I do feel like I've been given a grace period within which to re-evaluate my packing choices (how many pens is too many, in the grand scheme of things), give myself a haircut (from I wonder if bangs are in to I have made a terrible mistake in three seconds flat), read a few more books (djinn and dragons; you don't know me), eat more leftover food (Best Before dates are for the weak), and encourage the few people who will actually miss me (whilst trying not to chortle gleefully).

Every so often I think about my foiled orientation, my team members, and my co-facilitators, and give a tortured, hastily-stifled meep.  But I'm mostly calm.

Because I know that God will provide.  He has to.  The next steps forward cannot be taken without placing my hand in His - whether it is staying in Edmonton or taking a hop, skip, and jump across the pond.  Both of those options are difficult and only God makes them bearable.  I like this feeling of helplessness because I (have to) give in to it so rarely.  The feeling that I have done what I felt called to do, and I have to trust outside myself for the rest.  Of knowing that there are so many bizarre ways I could fail, but my failure, others' faith, my success, others' expectations... don't matter.  All that matters is childlike surrender - a feeling I gave up on at the age of eight, after whirling my way across my grandparents' house like a dervish and coming to the dismal realization that my dancing skills were wasted on plebeians.

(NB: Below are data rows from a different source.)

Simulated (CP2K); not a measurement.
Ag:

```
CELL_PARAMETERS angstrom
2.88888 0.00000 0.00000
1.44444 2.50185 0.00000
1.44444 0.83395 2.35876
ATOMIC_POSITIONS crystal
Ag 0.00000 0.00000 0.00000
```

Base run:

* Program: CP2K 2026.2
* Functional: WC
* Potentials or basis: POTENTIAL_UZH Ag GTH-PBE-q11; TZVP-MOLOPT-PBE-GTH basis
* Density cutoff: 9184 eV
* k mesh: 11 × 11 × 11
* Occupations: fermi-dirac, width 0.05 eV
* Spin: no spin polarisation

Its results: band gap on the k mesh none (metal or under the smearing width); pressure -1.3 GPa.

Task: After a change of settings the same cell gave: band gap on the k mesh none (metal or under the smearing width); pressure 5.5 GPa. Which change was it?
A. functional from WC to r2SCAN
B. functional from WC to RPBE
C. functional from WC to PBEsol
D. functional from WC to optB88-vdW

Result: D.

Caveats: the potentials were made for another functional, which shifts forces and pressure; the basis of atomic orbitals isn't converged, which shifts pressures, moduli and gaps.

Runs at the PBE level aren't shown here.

But what will you be doing??

I'm not sure why people expect me to be able to know this about Central Africa when I haven't been able to answer it in Canada, but that's normals for you.  I've whined before about the tendency to put missionaries on a pedestal - how someone not being paid overseas is held to some sort of higher standard of morality, job duties, results, etc.   I wonder if all rose-tinted bubbles will pop if I babysit for two whole years.  A few people have mentioned/prayed about something to do with children and, as I'm unlikely to bud like a hydra, I'm trying to prepare myself.

We all know how much I love children.  With their buggy eyes.  And floppy ears.

Wait, I'm thinking of dogs.

Kidding - I love small humans!

In an effort to convey that any God-given task would be worthy, I've made offhand remarks to the effect that I might be doing anything from wiping kids' snotty noses to working with displaced people groups.  A friend (and by this I mean missionary whom I greatly admire) shared her wisdom.

Apparently, in some languages, there is no word for life - only breath or nose.  So the end of Psalm 150 would read:  Let everything that has a nose praise the Lord. 

Which (aside from locking Voldemort out of worship) also serves to re-frame the depth of my service.  I plan to give their lives a bit of a spiffing up.  Possibly with tissue.  Gently and with care for the hard, crusty bits that hurt and, frankly, just look terrible.

And if I should ever take a selfie surrounded by those children and bracketed by hashtags, say a prayer for my lost soul.